Friday, December 17, 2010

Heartbreak

I was sitting with a few kids yesterday and one of them says,
"I wish I had a dad"
After a few seconds he says, "You guys, I'm going to say something weird but please don't laugh." The other kids were absorbed in the television. "L, I'm going to say something promise you won't laugh!!"
L: "Ok I won't laugh"
He paused. Took a breath.
"When I was a baby my dad went to jail and that's why I don't have a dad anymore"
L: "That's not funny" (bonus points for the right response, L)

It kind of broke my heart. I wished I could give him a dad, but that's the problem. There's only one person in the world who can do that.

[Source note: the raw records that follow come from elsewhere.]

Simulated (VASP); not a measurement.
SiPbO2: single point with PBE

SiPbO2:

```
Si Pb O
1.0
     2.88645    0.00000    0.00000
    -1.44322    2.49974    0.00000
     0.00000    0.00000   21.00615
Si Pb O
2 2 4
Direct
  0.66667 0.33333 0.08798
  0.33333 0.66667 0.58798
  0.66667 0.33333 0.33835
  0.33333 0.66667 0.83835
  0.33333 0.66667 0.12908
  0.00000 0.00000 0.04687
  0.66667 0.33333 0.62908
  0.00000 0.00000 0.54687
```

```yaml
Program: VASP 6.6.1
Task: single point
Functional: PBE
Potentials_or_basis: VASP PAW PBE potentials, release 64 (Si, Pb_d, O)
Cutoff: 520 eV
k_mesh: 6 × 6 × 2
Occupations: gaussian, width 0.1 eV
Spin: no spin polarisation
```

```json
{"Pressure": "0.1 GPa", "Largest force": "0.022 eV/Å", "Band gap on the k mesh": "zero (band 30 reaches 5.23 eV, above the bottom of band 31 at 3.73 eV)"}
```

Keeps me motivated to do my volunteer work with these people
www.childrensjusticealliance.org

they're pretty awesome.

Monday, September 13, 2010

Oxygen, and the choice to breathe it

It’s been a few months now, and my perspective isn’t quite as ‘green’ as it was. Of course, there will always be new challenges and surprises, but at least for now I’ve found a comfort zone within the company. I survived my first “sink or swim” moment and managed to tread, though I did get some water up my nose ;) That incident, as well as my conversations with the kids since that time, has really honed my understanding of two concepts that I think hallmark passage into cognitive maturity.


Consciousness and choice.


We all have blind spots to our personality, as Johari’s window taught us all, but have you ever wondered just how ‘blind’ you really are? Kids classically have a huge blind spot when it comes to self-concept and reality, just ask Piaget.


Some clients respond to everything with “I don’t know”. They use learned helplessness as a defense mechanism against being wrong and getting punished. They are not conscious to the reality that their environment has changed, and they are now in a “sink or swim” scenario. From birth they were taught, “If I pretend to be drowning, someone will save me”.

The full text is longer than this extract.